Saturday, November 2, 2024

BMIS’s Decision-Making Process


BMIS’s Decision-Making Process, In Brief

BMIS is an all-volunteer, non-Native collective that is committed to long-term, relationship-based, request-based solidarity with the communities of Big Mountain/Black Mesa who are in their fourth decade of resisting massive coal mining operations on their ancestral homelands

We develop proposals, literature, and updates based on the direction of these communities.  For over a decade, BMIS has committed to direct engagement with the land-based struggle. We stay with families, herd sheep, help with daily chores, and bear witness to the impacts of massive coal mining, the Relocation Law, PL 93-531, and its subsequent Accommodation Agreement. We strive to regularly attend on-land organizing meetings, respond to requests to raise awareness among non-Native communities about the struggle, and bring volunteer supporters to the land.

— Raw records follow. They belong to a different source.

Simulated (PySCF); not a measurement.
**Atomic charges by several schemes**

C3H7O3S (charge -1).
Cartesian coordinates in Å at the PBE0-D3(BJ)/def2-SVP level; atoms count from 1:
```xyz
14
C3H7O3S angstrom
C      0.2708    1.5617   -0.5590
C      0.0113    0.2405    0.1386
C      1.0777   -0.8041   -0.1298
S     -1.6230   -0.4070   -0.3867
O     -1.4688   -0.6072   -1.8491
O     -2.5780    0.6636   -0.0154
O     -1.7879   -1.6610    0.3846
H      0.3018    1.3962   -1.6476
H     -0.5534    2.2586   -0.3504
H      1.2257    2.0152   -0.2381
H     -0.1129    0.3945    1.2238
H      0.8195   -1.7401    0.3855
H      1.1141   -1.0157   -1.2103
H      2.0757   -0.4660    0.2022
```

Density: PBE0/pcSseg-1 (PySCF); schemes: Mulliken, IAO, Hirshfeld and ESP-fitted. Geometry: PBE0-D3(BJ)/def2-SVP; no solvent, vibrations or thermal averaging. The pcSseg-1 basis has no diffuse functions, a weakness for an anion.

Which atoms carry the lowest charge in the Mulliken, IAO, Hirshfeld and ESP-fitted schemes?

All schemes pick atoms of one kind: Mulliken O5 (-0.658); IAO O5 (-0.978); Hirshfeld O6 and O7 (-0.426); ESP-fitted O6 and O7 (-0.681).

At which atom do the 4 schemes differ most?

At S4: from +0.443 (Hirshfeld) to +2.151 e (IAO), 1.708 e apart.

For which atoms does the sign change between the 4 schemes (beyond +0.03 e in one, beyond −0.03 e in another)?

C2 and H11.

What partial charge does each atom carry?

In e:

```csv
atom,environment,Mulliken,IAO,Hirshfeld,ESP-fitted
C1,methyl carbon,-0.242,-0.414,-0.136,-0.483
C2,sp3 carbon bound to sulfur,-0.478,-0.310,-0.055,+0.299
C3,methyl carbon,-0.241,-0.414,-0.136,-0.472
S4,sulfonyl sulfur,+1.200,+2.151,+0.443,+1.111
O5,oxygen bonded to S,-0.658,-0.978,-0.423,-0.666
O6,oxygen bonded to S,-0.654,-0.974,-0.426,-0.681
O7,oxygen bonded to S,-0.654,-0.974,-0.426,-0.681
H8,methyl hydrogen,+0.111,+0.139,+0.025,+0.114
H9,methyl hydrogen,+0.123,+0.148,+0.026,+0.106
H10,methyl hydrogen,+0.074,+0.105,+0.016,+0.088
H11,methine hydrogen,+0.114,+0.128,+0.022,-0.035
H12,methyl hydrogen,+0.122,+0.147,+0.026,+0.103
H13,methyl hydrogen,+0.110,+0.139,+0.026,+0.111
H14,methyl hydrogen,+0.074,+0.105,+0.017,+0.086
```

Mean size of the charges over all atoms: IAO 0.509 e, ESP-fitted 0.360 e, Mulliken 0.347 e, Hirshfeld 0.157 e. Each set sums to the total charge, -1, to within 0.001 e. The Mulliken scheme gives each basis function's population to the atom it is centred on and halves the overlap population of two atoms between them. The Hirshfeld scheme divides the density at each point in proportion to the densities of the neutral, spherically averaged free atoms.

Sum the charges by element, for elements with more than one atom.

Our process for getting direction, guidance, and collaboration is unique. Because of the impacts of relocation  and mining on this traditional community–unrepaired and ungraded roads, lack of electricity, phone, and Internet, and the sparse population–communication requires a lot of travel and intention. Additionally, many of the elders speak only Navajo so we rely on the translation skills of several of our collective members, and of our advisors (also community members).

We have a larger twelve person advisory board —residents and family members of Black Mesa/Big Mountain communities. This group gives feedback and approval to proposals through emails, phone calls, or visits. With them, we work to respond effectively to community requests around livestock impoundments, harassment, continuation of Peabody’s mining and the Navajo Generating Station’s coal processing, and access to water and the broader cultural landscape.  We also help create opportunities for them to participate in anti-coal gatherings, protests, and speak about the impacts of relocation and the importance of cultural survival, rights of mother earth, and sacred lands.

There is a smaller group within that advisory board made up of six community members who are able to consistently read emails, meet with us, and talk on the phone.  With them, we collaborate closely to develop proposals for statements, actions, gatherings, and the various forms our collective takes in response to guidance from community members.  Everyone on the board is committed to speaking to their parents and grandparents and other community elders who don’t speak English, as their input and direction is a priority.

Whenever possible, we hold meetings on Black Mesa regarding proposals and decisions.  This is the form of direct community guidance that we strive to receive on a regular basis.  We only make decisions—for actions, literature, financial support, etc.—after consulting our twelve person advisory board at the very least, if not more community members.

We support the vision of the 300 or so community members who signed the Declaration of Independence of the Sovereign Dineh Nation.  The late Roberta Blackgoat’s six demands for the HPL–including the repeal of PL 93-531 and an end to all mining operations to maintain cultural, religious, and traditional land-based practices–inform our work along with current framing from the community around climate justice, decolonization, and Indigenous Peoples’ rights.